There are reasons marketing and sales go together. Both are built around business development. Both aim to grow revenue and both are known for stretching the truth in order to pique customer interest. However, what happens when marketing goes too far? It’s not uncommon for marketing to over-promise, or to use one too many prompts to illicit a buying response. What might this involve? Well, it could include an email or direct mail campaign promising immediate availability of product. It might involve placing information on the company’s website about performance, or about inventory levels that may or may not be accurate. After all, what’s wrong with stretching the truth just a bit? Surprisingly, these situations have a way of building upon themselves until all that’s left is an alienated customer base.
Is Your Marketing Producing Too Many Unqualified Leads?
Let’s assume that the marketing department’s definition of a qualified lead is rather vague. Using these aforementioned prompts allows the marketing department to spur customer interest. To the marketing department, customer interest in a given product is a good thing. Customers are interested, want more information and in order to get that information they call the company’s sales department. However, these potential customers expect product that’s ready to ship. They also expect certain features and benefits, ones that are outlined and promised by the company itself. Unfortunately, it’s these features that interest customers most and become the impetus they need to inquire about product availability.
For marketing, their job is done. In their mind they’ve provided a qualified lead. However, for sales it’s something else entirely. They are now faced with a customer who wants a specific product, one that marketing may have over-promised on performance and most importantly, one that should be available for immediate delivery. Unfortunately, it isn’t in stock and rarely is. The salesperson must either admit this or try and salvage the sale by pushing another product that most likely doesn’t meet the customer’s immediate needs. At the very least, the customer isn't getting what they called for.

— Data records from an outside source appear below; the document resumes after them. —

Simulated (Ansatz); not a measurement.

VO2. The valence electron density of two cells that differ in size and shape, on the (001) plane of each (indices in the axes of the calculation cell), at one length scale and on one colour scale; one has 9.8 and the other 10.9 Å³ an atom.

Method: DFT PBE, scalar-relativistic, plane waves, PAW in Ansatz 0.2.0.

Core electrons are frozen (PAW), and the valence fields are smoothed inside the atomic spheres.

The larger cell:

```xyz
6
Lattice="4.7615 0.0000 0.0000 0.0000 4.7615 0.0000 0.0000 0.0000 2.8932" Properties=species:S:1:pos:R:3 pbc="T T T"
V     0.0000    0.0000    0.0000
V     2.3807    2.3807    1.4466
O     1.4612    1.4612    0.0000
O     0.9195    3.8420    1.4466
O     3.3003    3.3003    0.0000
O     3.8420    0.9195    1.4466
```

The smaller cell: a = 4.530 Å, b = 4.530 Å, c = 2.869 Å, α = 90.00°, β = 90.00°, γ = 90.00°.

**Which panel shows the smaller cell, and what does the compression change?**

Your marketing, sales and customer service must have one cohesive strategy: Your Customer Service Strategy Must Start with Marketing & Sales
After having read all of this, does it now make sense what the damage might be of producing unqualified leads? Does it provide insight into how an unqualified prospect leaves the sales team with little choice but to do what they can to retain the opportunity? At the end of the day, the customer is likely to be disappointed, if not extremely upset. At the very least, they’ll certainly feel that they were misled.
What the company fails to realize is that by pursuing this course of action, they have literally wasted their marketing expenditures by creating and pursuing poor prospects. If marketing is measured by its ability to increase ROI (return on investment), shorten the time it takes to make a sale, lower the company’s customer acquisition costs and incentivize customers to return, then this particular marketing department has failed miserably. It has cost the company money spent on specific marketing plans and has potentially cost the entire team an opportunity to close sales.
To learn about how to use the five low-cost marketing strategies outlined in the above video, and to properly determine your costs of leads and where they come from, please see: Calculate Customer Acquisition Costs From Three Marketing Campaigns
This scenario plays itself out all the time. Marketing doesn’t have a clear definition of what constitutes a qualified lead. They then decide to create their own by incentivizing customers to act. The idea is to increase customer interest and at the very least provide sales with some kind of opportunity. Get the customer on the phone, or interested in a face-to-face meeting. Once that takes place, the salesperson should be able to create an opportunity and start working on a long-term relationship. This is the perfect outcome to an imperfect approach. It’s risky and not at all conducive to ensuring success.
It’s best to avoid all of this and pursue a different course of action. Start by defining what a prospect truly means to your enterprise. Structure your marketing strategies around securing maintaining that prospect’s interest. However, be sure that what your company has to offer is well understood. More importantly, make sure that what you state within your marketing strategy is supported by the actions taken by your enterprise. This alone will save both time and money and ultimately ensure that your sales team has true, quantifiable prospects to close on.